In addition, we learned that [Millian] was at the time the subject of an open FBI counterintelligence investigation. 302 We also were concerned that the FISA application did not disclose to the court the FBI’s belief that this sub-source was, at the time of the application, the subject of such an investigation. We were told that the Department will usually share with the FISC the fact that a source is a subject in an open case. The OI Attorney told us he did not recall knowing this information at the time of the first application, even though NYFO opened the case after consulting with and notifying Case Agent 1 and SSA 1 prior to October 12, 2016, nine days before the FISA application was filed. Case Agent 1 said that he may have mentioned the case to the OI Attorney “in passing,” but he did not specifically recall doing so. 303

301 As discussed in Chapter Four, [Millian] [redacted]

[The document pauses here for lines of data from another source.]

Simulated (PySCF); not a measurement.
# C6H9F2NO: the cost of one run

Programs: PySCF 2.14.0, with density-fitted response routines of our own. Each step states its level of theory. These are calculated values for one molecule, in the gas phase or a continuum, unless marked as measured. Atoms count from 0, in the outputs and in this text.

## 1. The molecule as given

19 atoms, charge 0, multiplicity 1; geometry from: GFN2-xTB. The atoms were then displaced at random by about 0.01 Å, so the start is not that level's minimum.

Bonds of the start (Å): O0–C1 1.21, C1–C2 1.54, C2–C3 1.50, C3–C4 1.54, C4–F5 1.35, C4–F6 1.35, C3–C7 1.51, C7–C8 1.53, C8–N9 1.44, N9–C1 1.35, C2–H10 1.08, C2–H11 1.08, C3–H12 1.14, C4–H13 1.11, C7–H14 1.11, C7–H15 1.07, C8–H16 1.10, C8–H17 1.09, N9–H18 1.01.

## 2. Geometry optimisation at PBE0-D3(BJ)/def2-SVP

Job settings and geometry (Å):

302 According to a document circulated among Crossfire Hurricane team members and supervisors in early October 2016, [Millian] had historical contact with persons and entities suspected of being linked to RIS. The document described reporting [redacted] that [Millian] “was rumored to be a former KGB/SVR officer.” In addition, in late December 2016, Department Attorney Bruce Ohr told SSA 1 that he had met with Glenn Simpson and that Simpson had assessed that [Millian] was a RIS officer who was central in connecting Trump to Russia.

303 Although an email indicates that the OI Attorney learned in March 2017 that the FBI had an open case on [Millian], the subsequent renewal applications did not include this fact. According to the OI Attorney, and as reflected in Renewal Application Nos. 2 and 3, the FBI expressed uncertainty about whether this sub‐source was Person 1. However, other FBI documents in the same time period reflect that the ongoing assumption by the Crossfire Hurricane team was that this sub‐source was [Millian].

Plus, Mueller found plenty on Millian to raise separate issues of concern.

Given several other counterintelligence cases developed in NYFO, the predication likely had more to do with Russia’s effort to use cultural and other diaspora groups as a way to covertly extend Russian influence.

And in fact, Millian’s group — the Russian American Chamber of Commerce — has already made a cameo appearance in one such prosecution, that against Elena Branson, a complaint that was rolled out in the same week as the sanctions against Peskov.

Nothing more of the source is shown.